GH: I found the section on ‘the dangers of upward mobility’ (including the title), a powerful indication of how central hierarchy is to organizing all the worlds – of mortals, gods, and anything in between. ‘Knowing your place’ seems to operate even when it comes to earning spiritual points. Would you say there is a glass ceiling in place limiting how far a person can go toward achieving sainthood or god/demigod status through penance and prayer? You mention some cautionary tales about those who aspire to spiritual activities above their station? And would you tie this up with the ‘challenge to brahmin monopoly of spiritual power’?
WD: You are certainly right in everything you say about these deeply embedded hierarchies. But here I think we need to distinguish between two very different powerful and ancient and deeply opposed lines of thinking about apparent upward mobility in the Hindu tradition. On the one hand, in most of the classical Sanskrit texts (the ones I mostly write about), texts composed by brahmins, upward mobility is absolutely forbidden, and there are thousands of cautionary tales about non-brahmins who tried in vain to change their caste and class status and were thwarted and subjected to horrendous punishments, on earth and in the hereafter (whatever the text in question regards as the hereafter).
On the other hand, in later texts from the medieval bhakti period, both in Sanskrit and in vernacular texts, we encounter the phenomenon that my old teacher Mircea Eliade once characterized as ‘briser le toit,’ or ‘break open the roof.’ In these texts, people of low caste, even those we now call dalits, and even women(!), perform actions of great self-sacrifice and generosity and are rewarded, by the god or goddess or gods, by translation to heaven or into the world beyond all heavens, or even, in a few texts, transformation into Brahmins in their later rebirths. These mythical stories reflect great social changes that were going on in India at the time, not in Hindu society as a whole, which remained, and remains, staunchly casteist, but in certain large sections of Hindu society, not just in the breakaway groups of followers of gurus or companies of renouncers and holy men (some of whom were influenced by Sufis), but in the minds of a number of Hindus who remained within the bounds of caste society while at the same time beginning to entertain far more liberal ideas about upward mobility.
GH: How different or difficult is it for a woman to aspire to sainthood? Would this be a far greater challenge to the hierarchical (and brahminical) order of things? I want to link this up with your very powerful statement in another context, “In Indian mythology, the female is truly deadlier than the male.”

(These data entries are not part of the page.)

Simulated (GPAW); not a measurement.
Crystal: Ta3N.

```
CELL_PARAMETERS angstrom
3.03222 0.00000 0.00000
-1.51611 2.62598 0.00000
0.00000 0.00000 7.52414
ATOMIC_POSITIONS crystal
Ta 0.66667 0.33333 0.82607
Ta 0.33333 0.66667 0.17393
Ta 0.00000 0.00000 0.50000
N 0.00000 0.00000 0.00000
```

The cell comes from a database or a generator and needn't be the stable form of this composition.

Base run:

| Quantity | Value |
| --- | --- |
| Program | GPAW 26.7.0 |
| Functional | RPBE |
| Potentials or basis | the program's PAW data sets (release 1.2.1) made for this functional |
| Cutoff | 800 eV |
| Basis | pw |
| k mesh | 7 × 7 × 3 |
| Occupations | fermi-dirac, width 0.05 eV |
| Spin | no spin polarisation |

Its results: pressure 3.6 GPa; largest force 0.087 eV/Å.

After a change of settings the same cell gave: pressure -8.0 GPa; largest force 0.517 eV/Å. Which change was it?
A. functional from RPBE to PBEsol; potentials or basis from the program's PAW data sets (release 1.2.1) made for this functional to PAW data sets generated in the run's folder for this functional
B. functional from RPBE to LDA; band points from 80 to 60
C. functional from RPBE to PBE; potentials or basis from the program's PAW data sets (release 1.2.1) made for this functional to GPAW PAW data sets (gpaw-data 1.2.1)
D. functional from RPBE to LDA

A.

WD: Here again we must distinguish between the earlier Sanskrit texts and later texts in Sanskrit and the vernaculars. The earlier texts are spectacularly sexist, rife with stories that prove how wicked, over-sexed, and cunning women are, how they must be ‘guarded’ or ‘protected’ or ‘controlled’ (the fact that one verb, raksh, means all of these things is in itself an indication of the attitude to women in Sanskrit texts) or else they will betray and destroy their husbands. This is what I meant by the ‘deadlier than the male’ remark.
Yet, even in Sanskrit texts, there are some good women (Gargi in the Upanishads, Sita in the Ramayana – alongside the devious and destructive Kaikeyi) who manage to prove their virtue even within the strict bounds of the hierarchy, who make extraordinary sacrifices to save their husbands and/or children, or even sometimes remain celibate and sacrifice themselves for others, and are translated to heaven as a reward. But only in later bhakti texts, particularly in vernacular traditions in Bengali and Tamil and Telugu and so forth, do a few extraordinary women become religious celibates or even religious leaders on a level with male gurus.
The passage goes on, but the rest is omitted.